In the 2007 Estonian parliamentary elections, all voters could choose to register their vote via the Internet.
Estonia is the only country in the world where universal suffrage through internet voting has been introduced. In other countries, internet voting takes the place of postal voting, for example, for those doing military service or living abroad.
While there are no internationally recognised standards for electronic voting as yet, countries using such technology are developing their own principles and guidelines.
Important elements for discussing standards for equipment, technology and procedures at national level include the following:
- legal framework requirements that are prescribed by election and other national laws, and electoral administration bylaws and regulations
- technical requirements and specifications developed by the electoral administration
- production standards of manufacturers
- information technology standards developed by expert and standard setting organisations.
The cornerstone of the internet voting system in Estonia is a government-issued personal identification document (ID card) which is used to authenticate the voter online. The ID card is a digitally enabled 'smart card' that contains a chip with the voter's digital signature and data.
From the voter's perspective, the system is very simple. Any computer with a smart card reader, which is connected to the internet, becomes a voting station. The voter inserts his or her card into the card reader, opens the elections commission web page, types in a PIN code and casts his or her vote. The process is very similar to online banking systems developed for Estonian banks. In fact, the internet voting system was conceived and developed by the same experts who developed the online banking systems.
Estonian voters moved from online banking to online voting easily. Despite debates in the rest of the world about the security of internet voting, Estonians (so far) trust their internet voting system, mainly because they trust their banking system. However, this trust is based on the incorrect assumption that online banking and internet voting are basically same systems.
The online banking and voting systems have one crucial difference, however. While the banking system was designed to record and track every action and rules out anonymity, voting systems do the opposite: they ensure anonymity. To the surprise of the international election observation mission, Estonian voters, political parties and oversight non-governmental organisations (NGOs) were not sufficiently aware about what internet voting entailed to be able to evaluate and scrutinise the system. This was despite the readiness of the Estonian Elections Commission to educate political parties and watchdog NGOs on the voting system.

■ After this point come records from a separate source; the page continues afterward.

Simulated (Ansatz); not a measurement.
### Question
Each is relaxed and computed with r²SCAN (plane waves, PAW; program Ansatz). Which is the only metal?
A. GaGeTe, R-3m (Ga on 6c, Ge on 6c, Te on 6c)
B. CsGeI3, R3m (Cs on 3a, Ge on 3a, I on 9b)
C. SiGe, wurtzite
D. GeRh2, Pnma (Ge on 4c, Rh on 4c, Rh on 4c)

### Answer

Despite the benefits of internet voting and the application of universal suffrage, participation levels in internet voting were still low. Nevertheless, as more Estonians begin to vote through the internet:
- Estonian political parties and NGOs will have to revise their approach and educate themselves about the system so that they are able to assess its security and ability to protect anonymity.
- Proper oversight will be the only way to build voters' trust in the system.
- As we saw in the Netherlands and Ireland, the lost of trust could mean the complete cancellation of electronic voting.